Why I’d Buy GRNY Over the SPY

Photo of Joey Frenette
By Joey Frenette Published

Key Points

  • Tom Lee has been right to be bullish. Investors are flocking into his GRNY ETF.

  • The GRNY ETF has outperformed the SPY so far, thanks to its relatively equal weighting across some of the most promising, hand-picked names.

  • Don’t bet against Tom Lee’s thematic approach. It has more than one thing over the SPY.

This post may contain links from our sponsors and affiliates, and Flywheel Publishing may receive compensation for actions taken through them.
Why I’d Buy GRNY Over the SPY

© Drew Angerer/ Getty Images News via Getty Images

Fundstrat’s Tom Lee has been a notable pundit in this wildly bullish stock market. Even in times of panic, like earlier this year when investors sold stocks shortly following Liberation Day and the tariff-ying reciprocal tariffs to be slapped on just about every nation, Tom Lee kept his cool.

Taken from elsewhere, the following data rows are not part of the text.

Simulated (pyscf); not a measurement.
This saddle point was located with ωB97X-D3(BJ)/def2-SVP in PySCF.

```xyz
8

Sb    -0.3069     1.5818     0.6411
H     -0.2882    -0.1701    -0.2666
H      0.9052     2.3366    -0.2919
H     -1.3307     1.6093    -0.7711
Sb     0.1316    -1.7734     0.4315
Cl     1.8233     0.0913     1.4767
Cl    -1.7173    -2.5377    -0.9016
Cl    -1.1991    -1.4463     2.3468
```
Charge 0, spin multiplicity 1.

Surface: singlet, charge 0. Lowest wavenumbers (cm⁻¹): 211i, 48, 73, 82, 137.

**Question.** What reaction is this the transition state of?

Sure, he’s been mostly bullish over the years despite the odd market upset or correction. And while some may think he’s a perma-bull of sorts, I think the man deserves a bit of the spotlight for being right. Sure, you’re not going to sound as smart if you’re bullish. The bears tend to sound smarter. However, at the end of the day, it’s about who’s right and the track record of calls.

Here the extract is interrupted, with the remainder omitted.